I absolutely hate moving. I am not the cleanest person in the world, and I have my fair share of clutter, but when I am in the middle of a move the mess kills me. I think it has something to do with the fact that until all that stuff is put away in its new home I'm not finished.
Right now my apartment looks like it was hit by a tornado; the amount of crap sitting in my living room is unbelievable. And for some reason my brain confuses clutter with huge life events that aren't so great, so while my apartment looks like this I'm going to be stressed. Even if I'm not at home the thought of all that junk is plaguing me.
I get to start moving tomorrow, but I'm moving literally four people's stuff, so it's going to take a while. And I can only move my stuff out tomorrow because the other room hasn't been cleaned yet. I know it's all going to be okay though, and I've got people who love me to help.
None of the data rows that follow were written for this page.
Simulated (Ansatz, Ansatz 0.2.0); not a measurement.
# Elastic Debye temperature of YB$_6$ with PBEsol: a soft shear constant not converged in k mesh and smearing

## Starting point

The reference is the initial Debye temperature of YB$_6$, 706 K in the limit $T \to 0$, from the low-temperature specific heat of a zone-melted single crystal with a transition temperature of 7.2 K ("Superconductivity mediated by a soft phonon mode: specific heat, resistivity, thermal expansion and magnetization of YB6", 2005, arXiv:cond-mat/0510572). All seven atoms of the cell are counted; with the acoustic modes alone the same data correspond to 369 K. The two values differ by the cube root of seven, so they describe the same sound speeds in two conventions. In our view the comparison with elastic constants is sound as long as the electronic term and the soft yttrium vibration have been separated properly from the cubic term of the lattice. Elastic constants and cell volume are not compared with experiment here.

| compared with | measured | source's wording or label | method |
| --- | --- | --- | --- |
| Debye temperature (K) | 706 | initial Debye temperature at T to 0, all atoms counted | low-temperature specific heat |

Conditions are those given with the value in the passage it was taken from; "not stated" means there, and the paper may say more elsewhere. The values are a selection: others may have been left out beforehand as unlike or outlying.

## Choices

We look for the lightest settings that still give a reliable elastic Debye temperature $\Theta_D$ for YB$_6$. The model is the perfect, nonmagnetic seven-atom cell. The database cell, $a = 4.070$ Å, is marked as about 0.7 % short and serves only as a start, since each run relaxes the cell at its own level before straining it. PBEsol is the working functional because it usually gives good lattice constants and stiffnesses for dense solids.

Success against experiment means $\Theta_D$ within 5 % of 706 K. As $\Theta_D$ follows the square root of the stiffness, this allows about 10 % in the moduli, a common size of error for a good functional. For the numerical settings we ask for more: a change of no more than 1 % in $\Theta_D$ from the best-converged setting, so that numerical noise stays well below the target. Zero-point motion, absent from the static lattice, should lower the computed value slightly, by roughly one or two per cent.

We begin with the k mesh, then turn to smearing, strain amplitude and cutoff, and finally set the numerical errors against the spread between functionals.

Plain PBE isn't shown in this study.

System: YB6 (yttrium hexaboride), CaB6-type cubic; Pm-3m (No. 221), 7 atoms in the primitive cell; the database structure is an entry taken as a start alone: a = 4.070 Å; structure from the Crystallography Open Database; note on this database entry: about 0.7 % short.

I'm looking forward to having a permanent residence for a while. Even if it's only 8 or 9 months it will be so much better than having things stored all around me and boxes I never unpacked. I have loved living in my apartment, but I've known all along how temporary it is. I'm just hoping that through all of this I don't lose my mind. And when it's all over I plan on sitting back and enjoying my new space. I'm really looking forward to the awesome year that I'm going to spend in that room. I'm ready for Liz to come back, and Kristen and Rebecca. I've missed them all, so I can't wait until we're living together again. As much as I hate the moving process, it's going to be a good experience, and I'm looking ahead to good times with great people.